Ling 431/631: Corpus Linguistics

Ben Bergen

 

Meeting 2: Design considerations and corpus types

August 27, 2007

 

Sampling and representativeness

 

Some basic statistical terminology:

·      Sample: a subset of the population to be studied (in our case, the corpus)

 

We must ensure the sample is representative of the population, or we might get a faulty picture of it.

·      Random sampling is ideal, and typical in the physical and social sciences - representativeness is ensured by randomly selecting members of the population to study. We can do this in principle if we define our target population tightly enough and have access to all of it.

o      For example, if we're interested in studying all plays published in American English in the 1990s, there's a good chance that with a lot of work we could find the entire population, and then randomly select texts of a given size from it.

o      However, we often can't sample randomly; as recording and encoding of language data takes lots of resources and targeted effort.

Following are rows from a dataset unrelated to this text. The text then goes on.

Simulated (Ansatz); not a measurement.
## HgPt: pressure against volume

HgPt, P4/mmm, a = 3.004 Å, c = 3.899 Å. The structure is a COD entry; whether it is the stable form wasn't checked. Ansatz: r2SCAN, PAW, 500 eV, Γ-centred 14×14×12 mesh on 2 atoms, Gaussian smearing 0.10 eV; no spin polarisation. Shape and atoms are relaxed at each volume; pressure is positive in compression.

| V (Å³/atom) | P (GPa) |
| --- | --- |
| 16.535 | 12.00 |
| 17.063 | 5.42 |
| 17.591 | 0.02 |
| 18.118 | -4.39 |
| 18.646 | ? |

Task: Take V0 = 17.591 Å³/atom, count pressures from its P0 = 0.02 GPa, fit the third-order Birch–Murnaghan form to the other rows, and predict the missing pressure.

·      Instead, we often make sure the corpus is roughly equivalent to the target population using demographic sampling. This is how surveys often work - given that you know what percentage of the population is female, you can ensure that your survey has roughly the same percentage of female respondents. For us, the relevant demographics fall along a number of dimensions:

o      author. We can't learn about English from looking just at Dickens, so instead we take data from many writers/speakers

o      sociolinguistic variables (age, gender, register, domain) can be controlled for by selecting a demographically valid set of speakers/writers (see BNC, where they gave people tape recorders, and also included a broad set of domains, like interviews and presentations)

o      variety (are you interested in just normative speech? just one dialect? multiple ones?). One approach, advocated by Biber, uses strata - types of language (like fiction, newspapers, speeches, etc.) and then samples within them. This is somewhat controversial because it involves the analyst's impression of what the strata are, but it's probably beneficial overall, especially for purposes of transparency.

o      medium (spoken, written, read, other?) The BNC has roughly 10% spoken material.

 

Size

 

How big should a corpus be, to be a representative sample? It depends on what you want to do with it.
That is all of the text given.